This class, at present, is comparatively small—yet soon to form an overwhelming majority, unless great and immediate efforts are used to lessen the intolerable grievances of our poor brethren, and infuse into their sorely wounded hearts the healing qualities of knowledge.

we wonder that men should want humanity, who want all the circumstances of life that humanize? Can we wonder that with the ignorance of brutes they should unite their ferocity? Peace and comfort be with these! But let us shudder to hear from men of dissimilar opportunities sentiments of similar revengefulness. The purifying alchemy of education may transmute the fierceness of an ignorant man into virtuous energy; but what remedy shall we apply to him whom plenty has not softened, whom knowledge has not taught benevolence ? This is one among the many fatal effects which result from the want of fixed principles.

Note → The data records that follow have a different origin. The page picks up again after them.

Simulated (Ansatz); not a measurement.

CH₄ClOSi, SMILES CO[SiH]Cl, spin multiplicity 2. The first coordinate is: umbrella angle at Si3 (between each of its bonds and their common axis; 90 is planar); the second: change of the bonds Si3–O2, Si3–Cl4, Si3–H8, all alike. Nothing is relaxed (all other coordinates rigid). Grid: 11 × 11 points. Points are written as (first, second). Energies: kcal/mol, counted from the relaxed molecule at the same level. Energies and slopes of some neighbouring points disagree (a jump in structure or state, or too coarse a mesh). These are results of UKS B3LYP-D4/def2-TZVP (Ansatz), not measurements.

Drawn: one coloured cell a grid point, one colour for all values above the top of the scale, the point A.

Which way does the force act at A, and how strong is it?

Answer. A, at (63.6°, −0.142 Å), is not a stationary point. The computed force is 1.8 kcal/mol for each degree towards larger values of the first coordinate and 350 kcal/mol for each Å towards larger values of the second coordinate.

There is a third class among the friends of freedom, who possess not the wavering character of the first description, nor the ferocity last delineated. They pursue the interests of freedom steadily, but with narrow and self-centering views: they anticipate with exultation the abolition of privileged orders, and of acts that persecute by exclusion from the right of citizenship. Whatever is above them they are most willing to drag down; but every proposed alteration that would elevate their poorer brethren, they rank among the dreams of visionaries : as if there were any thing in the superiority of lord to gentleman so mortifying in the barrier, so fatal to happiness in the consequences, as the more real distinction of master and servant, of rich man and of poor. Wherein am I made worse by my ennobled neighbour? Do the childish titles of aristocracy detract from my domestic comforts, or prevent my intellectual acquisitions? But those institutions of society which should condemn me to the necessity of twelve hours' daily toil, would make my soul a slave, and sink the rational being in the mere animal. It is a mockery of our fellow-creatures' wrongs to call them equal in rights, when by the bitter compulsion of their wants we make them inferior to us in all that can soften the heart, or dignify the understanding. Let us not say that this is the work of time—that it is impracticable at present, unless we each in our individual capacities do strenuously and perseveringly endeavour to diffuse among our domestics those comforts and that illumination which far beyond all political ordinances are the true equalizers of men.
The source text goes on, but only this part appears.